Apple introduced the $10,000 Lisa in 1983 and the $2,500 Macintosh in 1984. Both used the 68000 CPU. The Atari ST, based on the same processor, arrived in 1985 at just $799 – or $999 with color, which the Mac didn’t have yet.
Where Lisa and Macintosh had 1-bit black-and-white graphical displays, the Atari ST was the first personal computer with a full color graphical user interface. Unlike Apple, which had developed its own operating systems, Atari licensed GEM from Digital Research, which was also used on some PCs.
Jack Tramiel Buys Atari
Atari had been part of Warner Communications since 1976, but by mid-1984 Atari was losing about a million dollars a day. Jack Tramiel, the ousted founder of Commodore, secured funding to buy Atari’s consumer division from Warner and acquired it in July 1984 with the intent of producing a new computer.
Many engineers and executives from Commodore followed Tramiel to the new Atari Corporation. Tramiel trimmed Atari’s staff from about 900 to roughly 100 who would be employed by the new Atari Corp.
Atari had been funding Amiga and had a contract with Amiga Corporation for its Lorraine computer project that gave Atari exclusive use of the Lorraine technology for video gaming for one year. The contract also required Amiga to deliver Lorraine to Atari on June 30, 1984.
When Commodore acquired Amiga in August 1984, it became a subsidiary of Commodore. Commodore assumed this would void any outside contracts with Amiga, delivered a $500,000 check to Atari (its investment in the Lorraine project), and hoped that would be the end of it.
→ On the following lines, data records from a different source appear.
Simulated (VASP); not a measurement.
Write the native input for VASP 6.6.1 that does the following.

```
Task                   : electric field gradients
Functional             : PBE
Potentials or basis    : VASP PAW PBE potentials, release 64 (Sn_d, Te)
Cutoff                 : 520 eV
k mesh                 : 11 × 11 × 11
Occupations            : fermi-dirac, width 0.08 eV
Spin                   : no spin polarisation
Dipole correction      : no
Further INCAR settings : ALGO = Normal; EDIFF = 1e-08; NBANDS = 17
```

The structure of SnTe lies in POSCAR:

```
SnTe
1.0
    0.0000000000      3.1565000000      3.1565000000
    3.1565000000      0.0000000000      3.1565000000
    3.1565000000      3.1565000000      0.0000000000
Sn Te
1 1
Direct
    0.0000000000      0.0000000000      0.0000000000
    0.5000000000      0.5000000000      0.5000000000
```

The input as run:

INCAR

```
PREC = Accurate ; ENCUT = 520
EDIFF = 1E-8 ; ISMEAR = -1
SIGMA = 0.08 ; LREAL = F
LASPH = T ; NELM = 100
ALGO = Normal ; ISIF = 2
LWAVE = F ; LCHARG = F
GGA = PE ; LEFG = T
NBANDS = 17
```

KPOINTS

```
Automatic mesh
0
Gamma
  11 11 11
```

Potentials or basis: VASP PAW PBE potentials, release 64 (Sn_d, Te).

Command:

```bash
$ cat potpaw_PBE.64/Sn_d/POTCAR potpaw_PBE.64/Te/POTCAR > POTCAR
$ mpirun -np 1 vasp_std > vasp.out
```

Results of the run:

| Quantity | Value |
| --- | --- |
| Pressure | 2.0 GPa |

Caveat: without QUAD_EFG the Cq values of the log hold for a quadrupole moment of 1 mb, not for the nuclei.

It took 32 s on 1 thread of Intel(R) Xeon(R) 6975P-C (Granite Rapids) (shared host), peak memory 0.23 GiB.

This threw off Amiga’s production schedule, allowing Atari to beat the Amiga to market. The Atari ST arrived in June 1985, the Amiga 1000 in July 1985.
The Atari ST 520
Atari ST computers run GEM on top of TOS (The Operating System), much as early versions of Windows ran on top of MS-DOS. Atari developed TOS as a fast, DOS-like environment with a hierarchical file system, much like the Mac had.
The first model released was the Atari 520ST. Tramiel had announced it at the Consumer Electronics Show in January 1985 – and then at COMDEX in May 1985. The final case design gave a nod of the head to the Commodore 128 and Atari XE models. The angled lines and F-key edges were a nice touch, and the extra keys made for a good sized computer.
The problem wasn’t so much the hardware or operating system as Tramiel’s reputation. Atari didn’t have any dealers lined up to carry the new computer, and developers didn’t have a high opinion of Tramiel, not to mention that Atari was a relatively small player in the world of 8-bit computing.
Demo and review machines shipped in Spring 1985, but computers for users didn’t start moving out the door until early July 1985. Still, Atari’s gamble paid off. In November 1985, Atari announced that it had already sold 50,000 units.
Planning ahead, early machines shipped with four empty ROM sockets for a future ROM-based version of TOS. Atari eventually delivered ROMs to existing users, once TOS had settled down, and that helped a lot, because TOS 0.99 otherwise uses up about 206 KB of memory, leaving only about 256 KB for software (video uses the rest). TOS 2.06 is the highest version available for all models except the TT series, which goes to version 3.01, and the Falcon, which supports TOS 4.04 as well as MultiTOS.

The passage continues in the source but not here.